Rose Bruford College (RBC), a performing arts school in England, has received backlash after it was revealed that it is offering a master’s degree in “Queer Performance.” The degree course describes itself as “the first of its kind worldwide” and is directed toward “training students to create, explore, examine and expand queer performance practice.”
The college claims prominent alumni, such as Gary Oldman and Dr. Who's Tom Baker, but it has now reduced itself to offering a 15-month course beginning in the fall, which is predicted to cost £11,000 for United Kingdom students and a staggering $22,000 for students outside the country, per Fox News.

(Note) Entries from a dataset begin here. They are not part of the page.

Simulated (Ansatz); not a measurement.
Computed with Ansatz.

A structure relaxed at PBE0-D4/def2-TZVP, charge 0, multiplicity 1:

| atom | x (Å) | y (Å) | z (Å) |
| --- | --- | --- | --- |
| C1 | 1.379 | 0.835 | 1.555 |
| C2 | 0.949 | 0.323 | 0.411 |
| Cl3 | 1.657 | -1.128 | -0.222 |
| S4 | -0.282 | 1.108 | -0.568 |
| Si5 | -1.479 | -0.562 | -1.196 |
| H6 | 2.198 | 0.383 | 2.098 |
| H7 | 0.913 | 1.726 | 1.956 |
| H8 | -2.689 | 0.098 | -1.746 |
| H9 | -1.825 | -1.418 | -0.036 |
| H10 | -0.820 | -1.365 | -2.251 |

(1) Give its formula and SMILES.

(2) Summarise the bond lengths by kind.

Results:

RBC’s website said that the program is “fiercely socially engaged, political, experimental, and interdisciplinary,” and that it provides an “in-depth, comprehensive examination of queer performance practice, studying its themes, methodologies, and untapped possibilities.”
However, the course has received a lot of backlash, with some suggesting that it does not provide professional development in the way that master’s degrees should. Conor Holohan, the campaign manager at the Taxpayers’ Alliance, said: “Far too many Brits are taking up Mickey Mouse courses like these with few economic prospects."
The course is apparently segmented into four parts, including “Thinking Queerly,” “Creatures of the Night,” “Queer Dramaturgies,” and then an independent research project. However, specializing in a certain type of performance can limit career prospects for performers, with actor David Cann saying that zoning in on a “particular style of work” could prove detrimental if that style happens to go out of fashion.
Fox News reported that one element of the course has to do with analyzing “performance art, drag, theater, street performances, and cabaret” and how it played a pivotal role in the “development of trans, lesbian, bisexual and gay lives in various global cultures.”
The course director is Phoebe Patey-Ferguson, who appears to be widely known in queer circles. In 2017, she took part in a performance that saw one 22-year-old graduate student ingest 3,000 photos of herself, with Patey-Ferguson reading aloud the Instagram captions before the student ate them.
Patey-Ferguson said of the course: "This distinctive new course is a space to hold radical imaginings for where contemporary performance practice might be going next — as well as celebrating the diverse histories of queer makers and thinkers.